Moving, One continent to another

Our time in Nepal has come to an end. When the busy, crazy and chaotic life, that is Kathmandu, becomes normal, I knew it was feeling more like home. In the beginning, I never thought the end of our time there would come, but here we are, 3 years later knowing it was our time to move on.

As I have been thinking about our move and our life abroad a couple things stick out. First, I didn't write about all the really hard things we experienced. There were times of huge frustration, seemingly insurmountable obstacles and really hard conversations. There were times of sickness for all of us, struggles with the air pollution and water pollution, cultural snafus, and homesickness. And second, when presented in a nice, concise form like a blog or a paper, it may seem that what has happened here was easy. It wasn't and it isn't. It takes lots of perseverance, character and energy to get anything off the ground in a developing country, and I am so proud of my man for making that happen. 

I am a reader, I love reading and like looking for a good book to read. Recently, I have been seeing lots of books coming out about topics such as savoring the moment, and a seemingly opposite side of the spectrum, dreaming big.  I think I am drawn to try one or the other, but not both (that is too hard!). I want to savor the moments, but I also want to dream big and sometimes it doesn't seem that these two go hand in hand. In the past three years, I have come to see that these to ideas are more interconnected than I thought and Nepal has been a great place for me to synthesize these two ideas. In order for us to take the step of faith and move, we had to dream big. We had to know that God was leading us and that there was work to be done, and lots of it. I also knew that the time in Nepal would not be forever. While in Nepal we tried to enjoy the moments we were given: the tea with a neighbor, driving my scooter and smelling the honeysuckle as I drove past, watching the kids learn a Nepali dance or listening to the monsoon rains at night. I also knew that during the hard times, they would pass: the sickness, the border blockade, the visa issues, the struggle to learn Nepali, or the loneliness. In all these things, they have added up to become the big thing. That is the reason that our little things are so important. The sum of our little moments push toward the big dreams. I think this season has been marked by the big dream.In the big dream I learned that it is actually just the small things that make the big dream beautiful.  This is what I needed to learn in this season. 

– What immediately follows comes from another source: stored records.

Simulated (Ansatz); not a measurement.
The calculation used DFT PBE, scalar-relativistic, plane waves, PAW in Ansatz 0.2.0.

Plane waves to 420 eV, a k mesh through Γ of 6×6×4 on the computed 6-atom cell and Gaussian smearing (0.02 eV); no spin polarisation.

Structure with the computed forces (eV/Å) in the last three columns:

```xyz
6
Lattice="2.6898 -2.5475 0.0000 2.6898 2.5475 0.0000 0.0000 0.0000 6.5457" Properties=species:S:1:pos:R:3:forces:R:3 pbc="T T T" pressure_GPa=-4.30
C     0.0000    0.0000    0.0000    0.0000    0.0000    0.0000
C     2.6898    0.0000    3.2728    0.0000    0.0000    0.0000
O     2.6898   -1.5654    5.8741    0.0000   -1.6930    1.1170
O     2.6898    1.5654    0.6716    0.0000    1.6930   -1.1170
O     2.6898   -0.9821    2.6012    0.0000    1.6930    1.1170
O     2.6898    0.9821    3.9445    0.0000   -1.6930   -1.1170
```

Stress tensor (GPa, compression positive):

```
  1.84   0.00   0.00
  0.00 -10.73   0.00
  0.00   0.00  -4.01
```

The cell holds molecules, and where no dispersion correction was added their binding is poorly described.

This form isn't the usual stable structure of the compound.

Even though we have moved, we are not back in our home culture. We are off to another country to finish what we started. Moving is never fun, and moving internationally can be a bear. By the last week of moving I just want to burn all the things, but then I realize that I need those things, so I continue packing. When we finished packing our house in Nepal we had to ship 14 boxes ahead of time and kept a suitcase and carry on for travel. I wish I had time to tell you stories about Nepali customs and getting our stuff out of the country, but alas, it would take its own blog post! Our last days in Nepal were a blur; they were filled with friends, tears and hugs. We had many touching good byes by both our expat friends and our Nepali friends. We are so thankful for them all. We will miss our house helper so much as she became a great friend. Goodbyes are never fun. We had lots of them, and are thankful we will hopefully see many of them one day again. We did take advantage of having our friends until the very last minute.


While saying good bye is hard, watching your kids say goodbye will rip your heart out. Such a hard day, but our time had come to an end. 

We decided to take an overnight stop in Istanbul so we could take a quick tour there. We studied the Romans and the Byzantine empire this year and I thought it was a fitting field trip for them! We had an early flight and said some last good byes at the airport. We had ALL our things and it felt so good when we got on that plane. We made it to Istanbul by the afternoon and took our things to a hotel and then signed up for the free Turkish Airlines tour of the city. We hit all the hot spots, the Blue Mosque, the Hagia Sophia, the Hippodrome, the old bazaar area and had an authentic Turkish dinner. With some rain and slip sliding on our walk home, we were able to enjoy a quick view of Istanbul.


Besides the fact that Josiah looks like he is so tired he can't even stand up we were able to get on our flight and head to the Netherlands. Thankfully, we have some great friends in our new town who met us at the train station and helped us get our things to the house. It felt good to land, to finally be in the place we would call home for the next year. Also, a shout out to my cousin who came in the chaos to help us get settled. Thanks for helping us move from chaos to order! Just to make us feel at home, we had 2 resident mice in our new place, which have since been disposed of. Nothing like mice poop to welcome you home.


So now, here we are for a year, looking forward to see what is ahead.